When there is something written like this I had to read, and had to share this. Thanks Rebecca.
An affront to memory. Shame on you.
My Uncle George: He was an ex-POW relative I spoke of on Twitter tonight while decrying the actions of the EDL, thinking of how that would seem to him were he still alive. It's a subject I've been reluctant to bring up amid recent events because it's incredibly emotional. He had a massive effect on my life, my thinking, he was such an influence, and I still spend a lot of time fighting for recognition of what he went through.
He was part of the Navy, an Enfield regiment. He was my great, great uncle on my mother's side. He was captured by the Japanese in '42.
He was reluctant to share his experiences, they stuck with him until the end of his life, and knowing what they were to him I won't share them. I will say that upon his rescue from the camp, he witnessed the devastation of the bombs. That is something that he has never spoken of, to my understanding, beyond the fact he saw it.
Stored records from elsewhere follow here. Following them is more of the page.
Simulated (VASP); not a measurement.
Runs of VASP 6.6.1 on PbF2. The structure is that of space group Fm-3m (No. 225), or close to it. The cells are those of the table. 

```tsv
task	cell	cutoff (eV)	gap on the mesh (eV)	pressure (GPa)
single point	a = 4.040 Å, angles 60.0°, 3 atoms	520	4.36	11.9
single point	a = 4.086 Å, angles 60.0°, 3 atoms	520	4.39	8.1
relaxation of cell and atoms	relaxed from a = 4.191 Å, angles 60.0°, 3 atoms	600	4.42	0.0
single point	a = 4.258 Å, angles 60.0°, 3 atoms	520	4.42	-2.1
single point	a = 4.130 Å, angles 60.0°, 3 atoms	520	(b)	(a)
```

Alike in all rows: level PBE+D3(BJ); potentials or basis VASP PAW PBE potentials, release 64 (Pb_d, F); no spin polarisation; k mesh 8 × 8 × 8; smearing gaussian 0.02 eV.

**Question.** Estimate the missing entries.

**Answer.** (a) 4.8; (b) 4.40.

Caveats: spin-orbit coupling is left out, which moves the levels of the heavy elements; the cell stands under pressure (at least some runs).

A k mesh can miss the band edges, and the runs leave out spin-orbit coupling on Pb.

The camp he was in didn't find out until months after the end of the war that it was over. A plane flew over the camp and, upon discovering it, dropped an issue of 'Reader's digest' which told the prisoners the news. They came back later to drop supplies (during the supply drop the plane crashed nearby). The captives within the camp overpowered the guards upon the news, taking control of the camp and then waiting for rescue.
They weren't taken back to the UK immediately, they were transported by Canadian troops back to Canada, as I mentioned previously, the route included much of the devastation within Japan. When they got to Canada they were given a meal - rather unfortunately the main part of which was rice. He collapsed upon before even taking a mouthful due to malnourishment and ill health as a result of his treatment in the camp. It turned out to be a good thing in a way. He was in such bad shape that he was told by doctors there that, had he eaten it, there was a good chance he would have died.
They brought him back to health at no cost and cared for him during the time it took to get him well enough to come home. The Canadian government gave each of the POWs from the rescue $5000 (or £5000, I can't remember) as compensation for what they went through.
They never received an apology from the Japanese government. In his lifetime there was barely even an acknowledgement of the atrocities that occurred.
In the years after his death I continued to fight for that acknowledgement and apology on his behalf from the Japanese administration.
A number of years ago I moved from London to the West Country. My Mother bought a poppy from a RBL man selling them near to where we lived in the street and they began to talk. They were in the same regiment, on the same ship. Small world, eh?
He fought fascists. He fought for freedom. For memorials of the fallen to be thrown salutes akin to those they fought against, and suffered for as a result of their fighting that fascism, is a disgrace.
Those whose names are on those memorials, who those memorials were erected for, who were in receipt of those salutes fought against fascism, they fought for democracy, for freedom. For it to be on our streets now, for those salutes to be used to the those such as my Uncle George and his fellow men, is vile beyond words. To any and all of you who took part in such an affront to freedom and dignity, an affront to history and the suffering within it, shame on you. Shame on all you stand for.